Pymongo AWS Lambda ServerSelectionTimeoutError

Riku · May 12, 2023, 6:28am

Hello,

I have created an AWS Lambda function in Python 3.9 and pymongo 4.3.3. It should count some documents in two collections and send the counts to slack. I’m facing an issue where at times the first count_documents function call causes the function to hang for 30 seconds and timeout with:

[ERROR] ServerSelectionTimeoutError: cluster0-shard-00-00-....mongodb.net:27017: timed out,cluster0-shard-00-01-....mongodb.net:27017: timed out,cluster0-shard-00-02-....mongodb.net:27017: timed out, Timeout: 30s, Topology Description: <TopologyDescription id: 645dcca1e91881ffaf45360b, topology_type: ReplicaSetNoPrimary, servers: [<ServerDescription ('cluster0-shard-00-00-....mongodb.net', 27017) server_type: Unknown, rtt: None, error=NetworkTimeout('cluster0-shard-00-00-....mongodb.net:27017: timed out')>, <ServerDescription ('cluster0-shard-00-01-....mongodb.net', 27017) server_type: Unknown, rtt: None, error=NetworkTimeout('cluster0-shard-00-01-....mongodb.net:27017: timed out')>, <ServerDescription ('cluster0-shard-00-02-....mongodb.net', 27017) server_type: Unknown, rtt: None, error=NetworkTimeout('cluster0-shard-00-02-....mongodb.net:27017: timed out')>]>

Im setting

client = MongoClient(uri, readPreference='secondaryPreferred')

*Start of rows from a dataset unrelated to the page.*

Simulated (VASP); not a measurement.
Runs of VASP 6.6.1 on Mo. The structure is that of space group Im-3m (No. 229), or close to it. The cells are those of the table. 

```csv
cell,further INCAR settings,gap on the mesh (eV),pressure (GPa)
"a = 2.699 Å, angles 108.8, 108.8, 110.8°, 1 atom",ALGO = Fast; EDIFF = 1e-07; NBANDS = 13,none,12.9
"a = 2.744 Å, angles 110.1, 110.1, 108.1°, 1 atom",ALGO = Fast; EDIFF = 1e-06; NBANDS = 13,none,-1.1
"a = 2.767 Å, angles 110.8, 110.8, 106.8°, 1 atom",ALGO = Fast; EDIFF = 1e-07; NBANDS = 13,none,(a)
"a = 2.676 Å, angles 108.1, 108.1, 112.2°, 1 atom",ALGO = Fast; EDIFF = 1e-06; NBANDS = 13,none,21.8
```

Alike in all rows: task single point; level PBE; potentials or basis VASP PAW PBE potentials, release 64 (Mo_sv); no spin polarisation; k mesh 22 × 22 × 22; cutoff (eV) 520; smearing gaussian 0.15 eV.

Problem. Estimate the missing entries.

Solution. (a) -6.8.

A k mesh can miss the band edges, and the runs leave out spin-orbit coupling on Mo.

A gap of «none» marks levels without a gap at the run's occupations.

outside the handler function. This uri is of the format

mongodb+srv://<user>:<pass>@cluster0-....mongodb.net/db

(the db is probably unnecessary, but it is what I use in another app and get it through param store)

And running client.db.collection.count_documents() with:

    "createdAt": {
      "$gte": datetime(year=yesterday.year, month=yesterday.month, day=yesterday.day),
      "$lt": datetime(year=today.year, month=today.month, day=today.day)
    },

to get all documents for yesterday.

The lambda function gets as far as the first count_documents call and hangs for the default server selection timeout of 30 seconds and times out and exits the function via error. At times, the function works correctly.

I’ve set the function to be invoked via CRON and AWS Lambda retries twice by default, but even that isn’t always enough. It failed last night and this morning invoking manually it worked on the 19th try. Then sometimes it works on the first try without a problem. This makes me believe it is not a networking issue. The Lambda resides in a VPC and the NAT GW ip is allowed in Mongo Atlas.

Shane · May 12, 2023, 7:14pm

error=NetworkTimeout('cluster0-shard-00-02-....mongodb.net:27017: timed out')

Hi, this error means the the client was unable to connect to the remote server(s). Is it possible that some of the Lambda machines are assigned IPs that are not allowed to connect to your Atlas cluster? Could you verify this hypothesis by temporarily allowing all IPs in your cluster to see if these connection errors go away?

Riku · May 15, 2023, 5:27am

Hey,

Thank you for replying. I don’t think I can open the database to the whole world, but it does sound like a reasonable cause. I have tried explicitly setting the Lambda to all existing security groups one by one, but that didn’t seem to have an effect. The Lambda should also have internet access only through NAT gateway which has two associated IP addresses. These are allowed in Atlas.

Edit: I realized we have VPC Peering in place, so the NAT GW shouldn’t be in use any way. I will check VPC Flow logs next.

Riku · May 15, 2023, 8:51am

Every time the error happens, the call to pymongo.MongoClient is successful as well as “initializing” the collections to collection = client[db_name].collection. The time out happens when trying to actually count the documents. I have a feeling the error message might be a bit misleading here. I’m trying to count over 13 million documents with a filter for just the previous day and getting the error. I’ll see if adding an index helps…

Riku · May 15, 2023, 9:27am

From VPC Flow logs I can see, that PyMongo sends a variety of requests and the source ports vary. Source IP is an IP that is accepted on the Atlas side for both a request that succeeds and fails.

Riku · May 15, 2023, 12:59pm

Not surprisingly (in hindsight) - I was incorrect. I placed my lambda in multiple subnets and didn’t realize some of them didn’t have a route in their routetable to the VPC Peering (which - in addition - I forgot about initially). Specifying the correct subnets fixed my problem. It was indeed a connection issue. Thank you for your help Shane!

system · May 22, 2023, 9:54am

This topic was automatically closed 5 days after the last reply. New replies are no longer allowed.